Clouds are often depicted as fluffy, billowing entities in children’s drawings and even in modern works of art. However, usually not drawn by crayon or paint is the base of the cloud, which is often flat in comparison to the sides and top. This phenomenon is often missed simply because it is difficult to see a flat cloud base directly overhead from the ground, where people typically observe them from.
How Clouds Form
Clouds form in our atmosphere when gaseous water vapor in the air is condensed into liquid, similar to a glass filled with ice water on a hot day; the outside of the glass is dry initially, but soon fogs up and begins to bead with water. Barring that the glass has a leak, this liquid water must come from the water vapor in the air. In fact, about 1% of the total atmosphere is water vapor, but this amount is highly variable from area to area.
When a parcel of air is lifted by some method, the temperature begins to drop, since air pressure lowers as the parcel ascends. This process is called adiabatic cooling, since there is no actual heat being added or taken away. Cooler air has the capacity to hold less water vapor than warmer air, and in order to adhere to this limit, water condenses into its liquid form as it is lifted, thus forming cloud droplets.
You’ll see this happen frequently when you open your freezer door on a muggy day. Cold air comes rushing out, coming into contact with the warmer air in the kitchen, and the water vapor in the warmer air forms a short-lived hazy cloud.
This process continues more and more as the air parcel is lifted higher and higher, creating the larger clouds we see in the sky, and is actually visible if you look carefully in a very unstable environment where strong lift is present, like the beginning of a thunderstorm. Other processes are also at work in aiding cloud growth, but are far more complex on the microscale.
Lifting Condensation Level
So why are cloud bases flat then, especially given the strong upper level flow and turbulence present in the atmosphere? Well, as the air rises, it reaches a level where the air parcel has been cooled adiabatically enough to condense water. This level is called the Lifting Condensation Level, also referred to as Lifted Condensation, or LCL for short. It is a level or altitude in the atmosphere where a parcel of air begins to condense liquid water because the temperature and dewpoint equal each other; when the relative humidity is 100%. The air parcel cannot hold any more gaseous water vapor, so some must leave as liquid water.
Here, a parcel of air is lifted by moving up a mountain slope, a process called orographic lift.
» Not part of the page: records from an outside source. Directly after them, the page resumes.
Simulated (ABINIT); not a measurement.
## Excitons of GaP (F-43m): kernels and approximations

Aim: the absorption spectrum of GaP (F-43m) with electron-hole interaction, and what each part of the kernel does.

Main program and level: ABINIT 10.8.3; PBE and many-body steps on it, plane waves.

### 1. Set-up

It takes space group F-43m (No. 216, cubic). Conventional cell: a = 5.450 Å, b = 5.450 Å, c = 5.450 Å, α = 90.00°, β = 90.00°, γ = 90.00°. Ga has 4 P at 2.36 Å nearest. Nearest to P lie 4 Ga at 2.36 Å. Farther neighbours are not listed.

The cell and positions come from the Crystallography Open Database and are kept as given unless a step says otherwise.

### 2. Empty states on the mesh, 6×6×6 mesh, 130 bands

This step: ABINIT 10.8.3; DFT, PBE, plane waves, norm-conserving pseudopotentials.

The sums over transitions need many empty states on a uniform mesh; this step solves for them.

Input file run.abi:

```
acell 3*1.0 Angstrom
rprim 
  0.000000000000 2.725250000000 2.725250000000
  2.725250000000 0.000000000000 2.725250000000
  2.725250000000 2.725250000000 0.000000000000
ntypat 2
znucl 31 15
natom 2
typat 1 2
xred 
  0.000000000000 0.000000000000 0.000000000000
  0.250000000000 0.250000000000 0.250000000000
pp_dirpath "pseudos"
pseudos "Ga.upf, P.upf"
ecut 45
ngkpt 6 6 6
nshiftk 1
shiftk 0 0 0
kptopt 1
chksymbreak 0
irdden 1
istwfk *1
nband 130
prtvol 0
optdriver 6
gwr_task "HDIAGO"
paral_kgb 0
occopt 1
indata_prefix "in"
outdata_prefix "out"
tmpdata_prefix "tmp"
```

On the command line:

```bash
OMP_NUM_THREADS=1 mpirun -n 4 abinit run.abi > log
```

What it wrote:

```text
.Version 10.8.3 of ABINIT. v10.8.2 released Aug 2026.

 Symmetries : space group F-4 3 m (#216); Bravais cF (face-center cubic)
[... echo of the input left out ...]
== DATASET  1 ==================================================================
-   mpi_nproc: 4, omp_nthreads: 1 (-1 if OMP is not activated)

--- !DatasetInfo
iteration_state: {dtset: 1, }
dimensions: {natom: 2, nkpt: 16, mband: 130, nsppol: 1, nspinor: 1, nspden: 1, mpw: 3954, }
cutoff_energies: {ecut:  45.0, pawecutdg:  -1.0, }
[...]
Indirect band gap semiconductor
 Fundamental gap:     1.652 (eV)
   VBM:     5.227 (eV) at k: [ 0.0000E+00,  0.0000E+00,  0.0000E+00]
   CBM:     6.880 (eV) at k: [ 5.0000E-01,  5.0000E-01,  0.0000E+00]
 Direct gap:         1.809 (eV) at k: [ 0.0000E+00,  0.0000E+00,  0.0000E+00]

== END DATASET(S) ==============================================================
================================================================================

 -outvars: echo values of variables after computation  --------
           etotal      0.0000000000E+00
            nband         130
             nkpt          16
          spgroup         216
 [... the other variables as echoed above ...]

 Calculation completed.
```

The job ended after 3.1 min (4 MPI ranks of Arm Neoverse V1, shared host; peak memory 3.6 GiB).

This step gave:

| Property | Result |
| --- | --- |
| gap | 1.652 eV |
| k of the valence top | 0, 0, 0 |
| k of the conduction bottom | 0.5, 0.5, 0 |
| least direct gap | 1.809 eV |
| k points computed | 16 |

Examples of cumulus clouds with flat bases
No air parcels below this level will condense water, since they have not cooled sufficiently, so we cannot see any clouds begin to form. As a result, clouds only condense after an air parcel reaches this level, forming flat cloud bases. LCLs vary in height, but on the scale that we see them, they appear fairly uniform across a large area. The billowing sides and tops can now be easily explained. Since those areas of the cloud are well past the LCL, they are free to condense in any direction they want.
Clouds without flat bases
Of course, there are several exceptions when other factors are present. Clouds sometimes do not have flat bases. Examples like this are mammatus clouds, which are the udder-like bulges on the bottom of a cloud, usually seen during thunderstorm development. They occur when strong downdrafts are pushing down from within the cloud, heavy hydrometeors are falling, or from warming, sinking air. Another type of non-flat cloud base is virga, which occurs when precipitation falling from a cloud evaporates before it hits the ground, creating long strands that drape from the bottom of the cloud.
Mammatus (left) and Virga (right)
Why Clouds Float
Another interesting phenomenon is the reason why clouds float. Clouds are not above the laws of gravity; they experience the same downward acceleration we feel every day, the same acceleration that makes rain and snow fall. Yet we don’t see clouds falling to the ground every day. That's because clouds are not singular entities of mass.
Clouds are comprised of tiny water droplets, spread out for miles. Each droplet is subjected to the force of gravity, which can be expressed in terms of Newton’s second law, Force=mass*acceleration. The acceleration in this case is the gravitational constant, 9.8 m/s^2, directed towards the ground (this is effectively the weight of the droplet). The mass of a droplet is very, very small, so the resulting downward force on the drop is very, very small.
Take a look in your house as the sun comes in through a window. You will see tiny dust particles floating in the air each with their own individual movement. Small air currents that you can’t feel contribute to their erratic movement, keeping them from dropping straight down because they are stronger than the force of gravity on the dust. In the same way, turbulence and updrafts in the atmosphere keep individual cloud droplets from falling. However, once these droplets gain enough mass through the various cloud growth processes, gravity finally begins to win, and the larger droplets fall as rain.